The amount sought in the three-year loan accord was not disclosed.
The government's announcement comes after it said it would not need a shorter-term IMF accord to gain a $250 million credit line because President Jamil Mahuad's shock plan to adopt the U.S. dollar, announced Sunday, would give the Andean nation financial stability.
The government said last year it would first sign the shorter term IMF loan before negotiating the three-year accord.
Now we are going straight ahead for the extended fund facility, a high-ranking official at the central bank, who asked to remain anonymous, told Reuters.
Finance Minister Alfredo Arizaga told Reuters it was too early to comment on any fund facility talks.
Under the dollarization initiative the local sucre currency will almost disappear, with a small amount remaining in circulation after the exchange of 80 percent -- about $300 million worth -- of the local currency in the first half of the year.
The three-year extended fund facility would mean Ecuador would set a series of key macroeconomic goals with the IMF in return for access to multilateral funds.
Ecuador had been in hard-fought talks with the IMF since February for a one-year, $250 million loan to help repay debt and put its flailing economy back on its feet.

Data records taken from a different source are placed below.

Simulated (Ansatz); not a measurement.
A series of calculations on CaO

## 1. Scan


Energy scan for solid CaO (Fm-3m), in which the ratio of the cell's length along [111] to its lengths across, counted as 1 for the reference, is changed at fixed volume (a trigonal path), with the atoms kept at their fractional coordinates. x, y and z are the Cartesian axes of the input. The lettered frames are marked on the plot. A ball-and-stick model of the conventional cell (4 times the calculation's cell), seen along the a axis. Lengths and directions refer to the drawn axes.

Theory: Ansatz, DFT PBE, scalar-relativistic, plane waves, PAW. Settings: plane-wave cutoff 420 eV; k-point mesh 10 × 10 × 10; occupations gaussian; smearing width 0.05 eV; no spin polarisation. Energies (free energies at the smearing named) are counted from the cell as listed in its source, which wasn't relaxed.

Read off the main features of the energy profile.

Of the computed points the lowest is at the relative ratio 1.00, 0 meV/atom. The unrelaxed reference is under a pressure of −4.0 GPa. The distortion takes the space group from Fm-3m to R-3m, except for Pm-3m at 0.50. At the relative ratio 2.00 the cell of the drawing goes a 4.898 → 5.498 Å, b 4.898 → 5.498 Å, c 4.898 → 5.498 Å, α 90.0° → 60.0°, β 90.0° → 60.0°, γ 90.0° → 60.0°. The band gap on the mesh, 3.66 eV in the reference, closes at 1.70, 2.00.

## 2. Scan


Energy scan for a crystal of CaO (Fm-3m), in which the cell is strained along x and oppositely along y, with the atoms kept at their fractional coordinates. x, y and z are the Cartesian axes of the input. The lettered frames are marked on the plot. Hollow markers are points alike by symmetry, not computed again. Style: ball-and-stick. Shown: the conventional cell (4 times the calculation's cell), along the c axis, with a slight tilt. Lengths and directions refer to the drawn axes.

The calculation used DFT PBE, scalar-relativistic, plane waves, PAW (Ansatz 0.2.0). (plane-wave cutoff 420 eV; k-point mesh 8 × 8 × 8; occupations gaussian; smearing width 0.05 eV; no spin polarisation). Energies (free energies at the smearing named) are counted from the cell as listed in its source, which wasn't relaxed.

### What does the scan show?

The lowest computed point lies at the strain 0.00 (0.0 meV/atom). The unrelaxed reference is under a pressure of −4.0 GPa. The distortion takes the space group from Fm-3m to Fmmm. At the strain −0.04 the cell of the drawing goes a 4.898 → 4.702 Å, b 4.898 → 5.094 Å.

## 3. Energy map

International creditors see an IMF deal with Ecuador, which has defaulted on $6 billion of Brady bond debt and $500 million in Eurobonds, as a prerequisite for any restructuring deal that would reopen international markets to the Andean country.
Ecuador ended 1999 with inflation of 60.7 percent, an economic contraction of around 7.3 percent and a 67 percent devaluation of its sucre currency.
The last contingency accord that Ecuador signed with the IMF was in 1994. These short term agreements usually last a year to 18 months and seek to alleviate short-term fiscal imbalances.